Yesterday And Today

Birth of a Genre: San Diego’s own Fattburger helped create smooth jazz and showed what it might have been.

by Jim TrageserJanuary 2014
Clockwise from top: Hollis Gentry, Bruce Cameron, Jeannie Cheatham, Jimmie Cheatham. Illustration by John Bowdren. First appeared in the San Diego Reader, November 3, 1994.

Clockwise from top: Hollis Gentry, Bruce Cameron, Jeannie Cheatham, Jimmie Cheatham. Illustration by John Bowdren. First appeared in the San Diego Reader, November 3, 1994.


The Beat Farmers

In September of 1982, I turned 21 in San Diego — able at last to legally enter any bar I wanted. Like most newly-minted 21-year-olds, the alcohol was the main draw. But also, like many young people of the pre-Internet era, I quickly discovered that most of the best live music was performed at the same places they served booze.

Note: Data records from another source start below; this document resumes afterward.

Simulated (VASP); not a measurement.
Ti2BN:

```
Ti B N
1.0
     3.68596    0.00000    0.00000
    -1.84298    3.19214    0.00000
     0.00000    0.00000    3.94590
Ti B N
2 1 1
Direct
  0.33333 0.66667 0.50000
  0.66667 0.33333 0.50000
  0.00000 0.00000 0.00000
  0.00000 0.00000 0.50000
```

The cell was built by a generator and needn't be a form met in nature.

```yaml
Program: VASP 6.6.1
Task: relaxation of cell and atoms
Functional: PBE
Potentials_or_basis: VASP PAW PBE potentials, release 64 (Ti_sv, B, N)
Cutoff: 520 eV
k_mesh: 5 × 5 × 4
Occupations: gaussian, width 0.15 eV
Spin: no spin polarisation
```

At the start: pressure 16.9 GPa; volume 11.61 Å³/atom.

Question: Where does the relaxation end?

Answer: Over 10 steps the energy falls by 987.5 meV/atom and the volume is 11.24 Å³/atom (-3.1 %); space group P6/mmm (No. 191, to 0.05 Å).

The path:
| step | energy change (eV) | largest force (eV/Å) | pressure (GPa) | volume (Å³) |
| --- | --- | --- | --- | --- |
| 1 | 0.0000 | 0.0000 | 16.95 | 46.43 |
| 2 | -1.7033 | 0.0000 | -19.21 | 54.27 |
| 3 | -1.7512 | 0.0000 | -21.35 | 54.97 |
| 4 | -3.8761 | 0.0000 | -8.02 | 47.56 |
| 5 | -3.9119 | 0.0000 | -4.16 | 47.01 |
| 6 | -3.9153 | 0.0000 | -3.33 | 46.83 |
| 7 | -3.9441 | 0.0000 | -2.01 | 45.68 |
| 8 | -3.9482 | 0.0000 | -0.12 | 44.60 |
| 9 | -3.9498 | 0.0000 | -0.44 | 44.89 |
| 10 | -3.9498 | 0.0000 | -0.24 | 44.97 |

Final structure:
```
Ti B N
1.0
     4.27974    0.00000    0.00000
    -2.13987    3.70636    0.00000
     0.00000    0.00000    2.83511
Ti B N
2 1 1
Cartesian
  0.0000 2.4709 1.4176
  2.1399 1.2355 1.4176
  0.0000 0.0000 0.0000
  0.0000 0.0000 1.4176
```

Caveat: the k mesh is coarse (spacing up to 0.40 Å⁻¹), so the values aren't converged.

Among the venues I discovered that first fall of bar-hopping, four shaped my musical landscape, and continue to do so up through the present:

-  Bodies (over by SDSU), where the Beat Farmers held (a very raucous) court every weekend

-  Pal Joey’s on Waring Road in Allied Gardens, with the great Fro Brigham presiding over his New Orleans-style jazz combo on weekends

-  The Mercedes Room at the Bahia down on Mission Bay, where Sunday nights found Jeannie and Jimmy Cheatham hosting one of the great regular jam sessions in history — any given week might find members of the Basie band or the Tonight Show Orchestra sitting in along with Jimmy’s UCSD students and local luminaries

-  The Old P.B. Café, which featured a local jazz fusion combo carrying the unwieldy name of the Bruce Cameron-Hollis Gentry Jazz Ensemble

While none of those clubs exist anymore (the Bahia is still there on Mission Bay down the street from the roller coaster, but the Mercedes Room was long ago renamed and repurposed), the argument can be made the Old P.B. Café lives on more than the others because of what was happening in there most weekends while the Cameron-Gentry outfit was the house band.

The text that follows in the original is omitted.